Shape, dtype, and device roles:

| Tensor | Shape | dtype | device | Role |
|---|---:|---|---|---|
| `X` | `[32, 128]` | `float32` | `device` | Input features |
| `y` | `[32]` | `long` | `device` | Class labels |
| `weight` | `[10, 128]` | `float32` | `device` | Learned parameter |
| `bias` | `[10]` | `float32` | `device` | Learned parameter |
| `logits` | `[32, 10]` | `float32` | `device` | Class scores |
| `loss` | `[]` | `float32` | `device` | Scalar objective |

### Summary

A tensor’s dtype controls numerical representation. A tensor’s device controls where computation happens. These properties are as important as shape in practical PyTorch programming.

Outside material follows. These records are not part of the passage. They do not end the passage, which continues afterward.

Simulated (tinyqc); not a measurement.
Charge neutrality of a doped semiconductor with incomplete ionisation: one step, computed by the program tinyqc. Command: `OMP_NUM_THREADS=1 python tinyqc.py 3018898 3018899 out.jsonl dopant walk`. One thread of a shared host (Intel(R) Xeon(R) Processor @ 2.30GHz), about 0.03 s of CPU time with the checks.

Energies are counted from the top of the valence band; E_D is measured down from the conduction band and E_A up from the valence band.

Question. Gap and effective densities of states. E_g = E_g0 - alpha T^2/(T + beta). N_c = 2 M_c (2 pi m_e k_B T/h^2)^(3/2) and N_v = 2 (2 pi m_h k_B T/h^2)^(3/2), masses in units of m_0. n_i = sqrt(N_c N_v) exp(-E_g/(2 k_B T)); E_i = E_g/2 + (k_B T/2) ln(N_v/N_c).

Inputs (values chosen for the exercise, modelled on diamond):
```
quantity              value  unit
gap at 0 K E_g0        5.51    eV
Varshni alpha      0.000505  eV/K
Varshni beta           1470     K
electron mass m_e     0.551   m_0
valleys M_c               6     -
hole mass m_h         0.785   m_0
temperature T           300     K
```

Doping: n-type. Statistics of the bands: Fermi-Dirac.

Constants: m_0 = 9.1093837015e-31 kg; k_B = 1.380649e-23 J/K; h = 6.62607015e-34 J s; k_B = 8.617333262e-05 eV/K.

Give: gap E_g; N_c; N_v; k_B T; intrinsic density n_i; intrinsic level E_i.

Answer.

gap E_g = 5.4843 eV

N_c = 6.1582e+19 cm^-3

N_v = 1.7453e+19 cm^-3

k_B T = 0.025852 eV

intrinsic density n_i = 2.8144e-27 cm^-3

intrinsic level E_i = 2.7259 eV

Floating-point tensors are used for inputs, activations, and parameters. Integer tensors are used for labels and token IDs. Boolean tensors are used for masks. CPU tensors and GPU tensors cannot usually participate in the same operation unless moved to a common device.

Reliable PyTorch code makes dtype and device choices explicit, creates helper tensors on the correct device, registers persistent non-parameter tensors as buffers, and uses mixed precision through supported PyTorch mechanisms rather than manual low-precision conversion.